Today that changes and is in actual fact, part of a far more significant milestone in Asana’s life, it’s going to start making money.

Until today, companies were limited to a maximum of 30 people in a workspace.  Now, Asana is available to teams larger than 30 through Premium Workspaces and any team can upgrade their existing Workspace to a Premium Workspace, which offers:

  • More Workspace members – upgrade to a higher tier of members, starting at just $300/month for up to 50 teammates. Tiers of 75, 100, or more members are also available.
  • Project-level Permissions – share private Projects with a small group within your Workspace, so exactly the right people see the Projects they should see.
  • Priority Support – questions and issues from customers in Premium Workspaces go to the front of the line for response from our outstanding support team.

If you’re part of team smaller than 30, you can keep using Asana for free, however, you’ll be missing out on project-level permissions and priority support. Thankfully you can still upgrade for the cheaper price of $100; not peanuts considering there are hundreds of other project management app alternatives out there, but not ridiculously expensive once you consider the value Asana adds.

Still some way to go

While it’s great to see Asana growing up and features such as unlimited users, project-level permissions and priority support are nice. My gut tells me it’s going to take more premium features before the masses come knocking the same way they have for other premium project management tools. Asana’s most obvious downfall is something that the team is acutely aware of, mobile. While it has a decent mobile interface which works perfectly well for browsing tasks and adding one occasionally, as a tool for someone on the go – it leaves a lot to be desired. Thankfully, Asana are working towards solutions as you read this.

Other drawbacks such as not being able to pull up a single list of tasks across Workspaces. For many, this might be a deal breaker.

It’s also worth noting that Asana is task focused, and unlike tools such as Convo and Yammer, it’s less about tasks around discussion, but rather discussion around tasks. We use both Convo and Asana for different things, Convo as a newsroom/forum and Asana for task management. In an ideal world, we wouldn’t have to.

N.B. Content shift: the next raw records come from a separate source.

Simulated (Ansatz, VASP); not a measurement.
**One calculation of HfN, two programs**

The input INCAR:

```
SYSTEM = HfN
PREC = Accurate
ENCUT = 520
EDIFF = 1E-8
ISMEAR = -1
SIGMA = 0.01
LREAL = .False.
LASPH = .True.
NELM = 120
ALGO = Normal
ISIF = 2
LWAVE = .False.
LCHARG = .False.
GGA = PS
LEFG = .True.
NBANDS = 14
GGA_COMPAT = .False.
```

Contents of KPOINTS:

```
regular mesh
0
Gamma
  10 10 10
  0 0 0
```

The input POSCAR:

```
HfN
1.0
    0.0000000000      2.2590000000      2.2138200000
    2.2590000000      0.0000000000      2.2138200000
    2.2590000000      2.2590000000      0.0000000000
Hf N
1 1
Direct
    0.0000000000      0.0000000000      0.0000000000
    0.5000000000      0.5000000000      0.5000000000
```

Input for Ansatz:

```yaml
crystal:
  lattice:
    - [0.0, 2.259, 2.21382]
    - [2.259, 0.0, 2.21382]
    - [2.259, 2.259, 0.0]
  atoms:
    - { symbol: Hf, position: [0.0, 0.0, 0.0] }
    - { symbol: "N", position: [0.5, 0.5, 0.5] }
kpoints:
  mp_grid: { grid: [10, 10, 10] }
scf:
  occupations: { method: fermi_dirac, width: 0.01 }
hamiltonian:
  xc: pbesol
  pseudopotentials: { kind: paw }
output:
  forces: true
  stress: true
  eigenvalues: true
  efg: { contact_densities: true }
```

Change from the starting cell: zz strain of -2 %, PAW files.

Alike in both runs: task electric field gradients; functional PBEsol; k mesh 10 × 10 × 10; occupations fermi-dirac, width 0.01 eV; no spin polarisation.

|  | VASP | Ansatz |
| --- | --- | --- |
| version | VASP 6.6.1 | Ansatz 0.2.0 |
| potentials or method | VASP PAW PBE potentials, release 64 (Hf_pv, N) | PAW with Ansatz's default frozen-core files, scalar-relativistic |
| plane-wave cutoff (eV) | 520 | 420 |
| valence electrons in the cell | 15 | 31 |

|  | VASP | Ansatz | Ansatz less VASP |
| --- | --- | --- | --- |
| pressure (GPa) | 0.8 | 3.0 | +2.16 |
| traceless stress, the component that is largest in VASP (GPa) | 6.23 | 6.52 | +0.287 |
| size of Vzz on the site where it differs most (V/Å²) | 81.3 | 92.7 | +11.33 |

It’s important to note that every bit of feedback raised at the meeting, including those mentioned above, were met with positive responses. Either: “we’re already working on that” or “that’s something we should definitely consider.” With companies with as much experience, visibility and traction as Asana, that isn’t always the way.

What’s more, the company also releases features and improvements more frequently than any other product I’ve used – most recently its REST API – many more you can read about on their new features blog. For a user, I don’t think there’s a more obvious sign of a determined team than that.

Background

Asana was founded in 2008, raised $9 million in funding, and launched publicly 6 months ago to about as much fanfare as you’re likely to see for a project management startup.

While it undoubtedly deserves the recognition it’s received for the quality of product it’s built, being co-founded by Dustin Moskovitz (co-founder of Facebook) and Justin Rosenstein (ex-Google and Facebook); and funded by some of tech’s most prominent investors, including Marc Andreessen, Peter Thiel and Ron Conway, is bound to have helped in getting the word out there.

Interestingly enough, the product started off as a side project of Moskovitz’s at Facebook. He eventually ended up focusing exclusively on it and building an internal team to continue the development of the product. Facebook still use the original tool Moskovitz built internally.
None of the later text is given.